Verse 2 gives us a summary of the answer, and the rest of the Psalm expands on it. A true worshipper is consistent. A true worshipper walks and acts consistent with who he is inwardly. In his heart and from his heart he confesses to God, “Lord, I am a sinner. If it is up to me to make myself acceptable to you, then I am sunk before I begin. If I will be made right with you, then you must do it.” A true worshipper looks at the promises of God and grabs hold of them by faith. He believes that when God promises to save people based purely on their trust placed in Jesus Christ, risen from the dead, that He means it. He stakes his whole life on it.

In His earthly ministry, Jesus had lots of trouble with the Pharisees. If you had walked up to the average Jew of the day and asked what a worshipper looked like, he’d have pointed you to the Pharisees. They had the outward appearance down to a science. (It wasn’t an art, because art demands creativity. They had none of that.) It was a science to them. Jesus compared them to a cup that is only washed on the outside. On the inside, where it matters most, it is still dirty. It hasn’t been touched. Who wants to drink from a cup like that?

This verse is saying that the worshipper must be sincere. "Sincere" comes from two Greek words that you might’ve heard spoken in the marketplaces. Our Sincere comes from Sine and Cera. Together, they mean “No Wax.” When a potter fired his wares in the oven back then, it was common for the clay to crack. An unscrupulous potter would then take some wax and use it to fill in the cracks, then paint over it all and try to pass it off as a good piece of pottery. But a shrewd buyer of pottery knew that a simple test could show him if the pot was truly good or not. He held it up to the sunlight. Spots filled with wax would be plainly evident then as the light penetrated and shone through. A pot with no wax was thus a “sincere” pot. It had no wax. It really was consistent with its advertising.

There is no wax in the true worshipper. He is not like the Pharisee, saying on the outside that he loves God and obeys. Neither is he like the modern Evangelical Christian, who loudly proclaims his heartfelt love for Jesus, but cannot bring himself to keep the commandments. The cup is washed inside and out. He speaks the truth in his heart, and that truth is consistent with how he acts.

Why must a worshipper be the same inside and out? Because his God is this way. What God says, God means. There is no hidden agenda. No secret plan that is different than what He has said. David says in another psalm, The words of the Lord are pure words, like silver tried in a furnace of earth, purified seven times. God is always, eternally consistent with His Word. Those who worship Him are called to be perfect, as He is perfect.

We can summarize verse 3 and say that a worshipper of God fulfills the law toward his neighbor. Paul said that love fulfilled the law because it does not allow any harm to be done toward a neighbor. It’s a surprising answer to our question, What does a worshipper look like? God shows us how a worshipper treats his brother, not how he sings, or prays.

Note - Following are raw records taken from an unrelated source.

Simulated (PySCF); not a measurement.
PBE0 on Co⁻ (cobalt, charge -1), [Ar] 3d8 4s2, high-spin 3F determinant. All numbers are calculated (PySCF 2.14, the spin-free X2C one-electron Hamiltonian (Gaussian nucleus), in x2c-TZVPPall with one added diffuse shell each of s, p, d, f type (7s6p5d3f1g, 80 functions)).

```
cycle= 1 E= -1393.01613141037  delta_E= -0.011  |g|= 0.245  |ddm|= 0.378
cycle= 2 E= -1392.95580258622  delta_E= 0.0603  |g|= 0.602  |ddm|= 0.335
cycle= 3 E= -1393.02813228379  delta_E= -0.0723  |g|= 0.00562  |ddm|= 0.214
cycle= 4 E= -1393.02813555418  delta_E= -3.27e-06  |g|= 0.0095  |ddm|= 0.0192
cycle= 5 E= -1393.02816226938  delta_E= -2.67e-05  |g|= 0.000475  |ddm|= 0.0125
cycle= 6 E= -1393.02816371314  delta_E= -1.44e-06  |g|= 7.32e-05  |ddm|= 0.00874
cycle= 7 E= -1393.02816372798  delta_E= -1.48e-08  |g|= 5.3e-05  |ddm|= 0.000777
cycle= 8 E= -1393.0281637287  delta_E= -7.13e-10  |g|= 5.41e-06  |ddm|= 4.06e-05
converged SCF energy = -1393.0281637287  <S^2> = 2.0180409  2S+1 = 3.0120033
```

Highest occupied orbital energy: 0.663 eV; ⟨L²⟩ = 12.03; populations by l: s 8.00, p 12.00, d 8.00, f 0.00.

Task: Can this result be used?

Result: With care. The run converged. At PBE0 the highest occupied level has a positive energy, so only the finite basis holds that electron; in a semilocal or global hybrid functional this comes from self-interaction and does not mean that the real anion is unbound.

“He who wrongs his neighbor will prove, in the end, to have done the greatest injury to himself.” (Matthew Henry)

Also from Henry, on the worshipper’s tongue, “He knows the worth of a good name and therefore he backbites not, defames no man, speaks evil of no man, makes not others’ faults the subject of his common talk, much less of his sport and ridicule, nor speaks of them with pleasure, nor at all but for edification.” A true worshipper, a real man, defends his neighbor’s good name. He is so far from being the one who trashes his neighbor’s name, as the east is from the west.

In the movie Rob Roy, the hero Rob is very concerned with honor. To his mind, a man without honor is no man at all. When his sons ask him what honor is, he has a couple of great things to say about it. He says, “Honor is a gift a man gives to himself, which no other man can take from him.” He goes on to say that a man of honor must never malign a man, nor stand by while others do.

That is in here. A real man, a real worshipper, defends the good name of his neighbor.

In the first part of verse 4, we have this. A true worshipper thinks God’s thoughts after Him. That is, a worshipper accepts God’s judgment of what is good and what is evil. Throughout the Scriptures, special condemnation is held out for those who pervert justice by calling evil good and good evil. The worshipper doesn’t do this, because he has submitted himself to God’s judgments. The worshipper says, “Lord, you get to tell me what is good and what is not. I am not in charge. I don’t make the rules. You do, and my only job is to love them and follow them.”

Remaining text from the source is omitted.